I've been putting off this review of Choosing Gratitude. Though I know the book speaks many truths, I am not prepared to choose gratitude each day...in each moment. For all things. Choosing Gratitude is exactly what I needed. I can be critical and full of complaints. Though I do try to speak carefully of other people, I still tend to complain about the situations about me. And really, it doesn't matter what I say and do...it's my heart that matters.
Nancy Leigh DeMoss is a gifted teacher of God's Word. This book spoke boldly to me, as did The Lies Women Believe and the Truth That Sets Them Free she wrote. Like many authors of the books that help me grow in my spiritual walk, Nancy is not cautious to speak Truth; nor is she above the sin she is discussing. She included a lengthy afterward called "A Personal PS: For those who feel, 'I just can't give thanks in all things!'" In it, she spoke directly of her own admission-while writing this book- of the gap between her own heart and the content of the book.
Choosing Gratitude has reiterated some of my pastor's teachings about the way we ought to live. Repeatedly, he testifies to the fact that we are greatly blessed and we need to give our gratitude to God for the way he lavishly gives us grace. God doesn't just want our obedience. He wants us to be doing grateful things because we have a truly grateful heart.
"The beauty of Christian gratitude is that one little act of thanksgiving on our part-when directed toward or inspired by its rightful Recipient-can bound and rebound from one end of the kingdom to the other, not only blessing God, not only benefiting us, but even lodging itself in places and in people where God's love might never have been received any other way." ~ p. 39
In the chapter "No Thanks," conviction took me by surprise. I don't typically think that I compare myself to others, but she brought out the danger of focusing on myself.

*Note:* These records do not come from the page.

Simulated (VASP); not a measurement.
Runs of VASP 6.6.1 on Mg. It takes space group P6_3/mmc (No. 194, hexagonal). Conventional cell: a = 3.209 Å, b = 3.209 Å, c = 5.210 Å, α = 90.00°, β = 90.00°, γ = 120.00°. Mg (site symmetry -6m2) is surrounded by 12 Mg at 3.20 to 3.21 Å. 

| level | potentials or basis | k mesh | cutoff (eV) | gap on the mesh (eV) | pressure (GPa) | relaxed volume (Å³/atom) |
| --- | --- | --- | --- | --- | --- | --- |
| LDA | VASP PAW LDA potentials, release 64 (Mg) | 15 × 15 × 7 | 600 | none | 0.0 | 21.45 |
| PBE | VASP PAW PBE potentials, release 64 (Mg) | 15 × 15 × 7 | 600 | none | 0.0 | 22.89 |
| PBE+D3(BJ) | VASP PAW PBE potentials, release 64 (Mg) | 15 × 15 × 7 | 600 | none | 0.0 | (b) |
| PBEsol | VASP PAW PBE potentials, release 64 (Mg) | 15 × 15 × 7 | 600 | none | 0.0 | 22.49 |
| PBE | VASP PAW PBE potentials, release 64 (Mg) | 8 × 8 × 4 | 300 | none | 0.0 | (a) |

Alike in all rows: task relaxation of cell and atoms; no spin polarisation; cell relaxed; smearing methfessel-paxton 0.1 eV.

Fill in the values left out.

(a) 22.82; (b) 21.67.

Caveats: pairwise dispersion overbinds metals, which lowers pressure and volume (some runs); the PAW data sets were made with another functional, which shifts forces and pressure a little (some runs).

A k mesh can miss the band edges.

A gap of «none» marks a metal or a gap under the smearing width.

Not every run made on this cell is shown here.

"It is every bit as dangerous and deceptive for us to focus on the many sacrifices we're making, the hard work we're performing, the extra hours we're putting in, comparing our level of labor and commitment with what others are investing. Any time our focus is on ourselves-even if it's on the good things we're doing, it keeps us from being grateful for what others are contributing. We lose our appreciation for our spouse, children, friends, and coworkers when we constantly view them through our own shadow." ~ p. 56
The chapter "Not Without Sacrifice" discusses the heartaches and challenges that we often experience. The true blessing of these challenges, whatever they may be, is they make us need God. God still provides us with the choice of whining or honoring him.
"The choice before you and me today is: Do we only give glory to God for the part of our life that's going the way we want? Or do we worship Him, trust Him, and give Him thanks, just because He is God-regardless of the dark, painful, incomprehensible places we encounter on our journey?" ~ p. 139
Those are difficult words to hear in the midst of our darkest days. But it's true. It is a choice. We will sacrifice either way. Is it really worth it to choose bitterness and complaining, to choose a gloomy disposition while dragging ourselves through the dark days? Does it improve the pain? Instead, I would rather not withdraw from God and remain in His presence during those dark days, though it will be a sacrifice.
If we are whining (aloud or in our hearts) then we are not worshiping God. He gives us grace every day, and in every way. Let's be thankful for it!
I highly recommend Choosing Gratitude. I have completed the core of the book and am now working through the 30-Day Devotional that is included in the back of the book. (So nice that it is not a separate purchase!)
Thank you, Moody Publishers, for providing this book for review purposes.